Monday, January 23, 2017

Making Friends with Billy Wong

It is no secret that I often use Twitter to learn what is going on in the school library world.  One day this winter, I logged in to Twitter to find that Augusta Scattergood was giving away a few copies of the audiobook version of her newest title, Making Friends with Billy Wong.  I was THRILLED to receive a copy of this audiobook in the mail from Ms. Scattergood just a short time later!  Free books always make for a happy librarian.

The audiobook Making Friends with Billy Wong by Augusta Scattergood

Augusta Scattergood has many fans at Pioneer Middle School.  All fifth grade students read Glory Be, another one of her books.  Last year, Mrs. Rice's students took their learning a step further by creating book trailers centered upon the book.  These trailers caught the eye of Ms. Scattergood, who graciously agreed to Skype with our enthusiastic fifth graders. 

Needless to say, I was anxiously awaiting the arrival of Making Friends with Billy Wong.  This book did not disappoint!  Much like Glory Be, this selection has heart and humor, all while tackling difficult topics in a gentle and age-appropriate way.
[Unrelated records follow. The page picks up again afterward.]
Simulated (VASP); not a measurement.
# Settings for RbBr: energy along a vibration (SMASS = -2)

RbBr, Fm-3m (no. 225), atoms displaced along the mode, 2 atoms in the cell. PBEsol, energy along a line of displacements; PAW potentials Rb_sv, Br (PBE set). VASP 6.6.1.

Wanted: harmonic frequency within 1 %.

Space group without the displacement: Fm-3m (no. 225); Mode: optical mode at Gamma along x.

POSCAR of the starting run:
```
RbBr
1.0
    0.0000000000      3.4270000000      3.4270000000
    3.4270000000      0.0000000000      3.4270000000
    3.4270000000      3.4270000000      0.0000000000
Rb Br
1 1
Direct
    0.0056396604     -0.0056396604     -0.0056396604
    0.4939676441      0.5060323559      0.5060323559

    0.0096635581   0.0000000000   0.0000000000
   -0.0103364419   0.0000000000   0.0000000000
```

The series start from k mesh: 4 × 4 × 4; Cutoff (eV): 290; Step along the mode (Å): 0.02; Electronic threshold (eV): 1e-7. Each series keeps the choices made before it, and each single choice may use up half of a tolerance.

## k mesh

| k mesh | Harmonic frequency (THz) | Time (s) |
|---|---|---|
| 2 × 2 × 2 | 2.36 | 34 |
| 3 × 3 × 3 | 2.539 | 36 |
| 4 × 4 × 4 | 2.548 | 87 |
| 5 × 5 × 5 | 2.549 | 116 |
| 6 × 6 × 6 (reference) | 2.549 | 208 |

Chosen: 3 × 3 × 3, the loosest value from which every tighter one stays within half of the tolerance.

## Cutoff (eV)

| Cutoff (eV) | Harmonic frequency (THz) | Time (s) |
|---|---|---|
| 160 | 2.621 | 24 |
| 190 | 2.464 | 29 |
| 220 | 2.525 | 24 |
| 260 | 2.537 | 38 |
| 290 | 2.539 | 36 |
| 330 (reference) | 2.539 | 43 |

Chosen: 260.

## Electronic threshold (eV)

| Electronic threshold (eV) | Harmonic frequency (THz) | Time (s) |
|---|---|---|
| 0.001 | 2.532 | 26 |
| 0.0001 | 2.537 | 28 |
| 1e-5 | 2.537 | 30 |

This story centered upon young Azalea, a girl who was sent to care for her Grandmother Clark for the summer.  The summer arrangement gets off to a rocky start because Azalea doesn't know her grandmother well. Azalea also would rather be back with her parents in Texas instead of in the little town of Paris Junction, Arkansas.

Azalea soon meets other children in Paris Junction--a prissy girl, a bully, and Billy Wong, whose family owns the Lucky Foods grocery store in town.  Throughout the story, large topics such as bullying, civil rights, discrimination, poverty, family relationships, and friendships are deftly covered.  Like all of Augusta Scattergood's works, this title addresses tough subjects in a way that will be appealing to younger readers.  Above all, themes of kindness and understanding emerge as main takeaways from this lovely book.

This historical fiction story also introduced me to a portion of our nation's history of which I was not previously aware.  During the late 1940s through the early 1960s, hundreds of Chinese grocery stores flourished within the southern United States.  These stores served a vital need within southern communities, as Chinese grocers stepped in as old plantation commissary stores ceased to exist.  In Making Friends with Billy Wong, Billy's parents own a Chinese grocery store.  Their experiences within the story mirror many of the struggles and triumphs that these grocers and their families would have experienced in the past.

Although the book on its own would still be an amazing read, the audiobook version added richness and depth to the story.  The voices of Azalea and Billy were spot-on and really transported me to the American South in the 1950s (even as I listened to the book in my car near snowy Buffalo, NY!).

There is so much more that I want to say about this book, but I don't want to spoil any surprises.  Making Friends with Billy Wong is sure to be a hit with middle school audiences.  In fact, the book has already been checked out multiple times here at Pioneer Middle School.  Thank you to Augusta Scattergood for generously providing us with a free audiobook copy!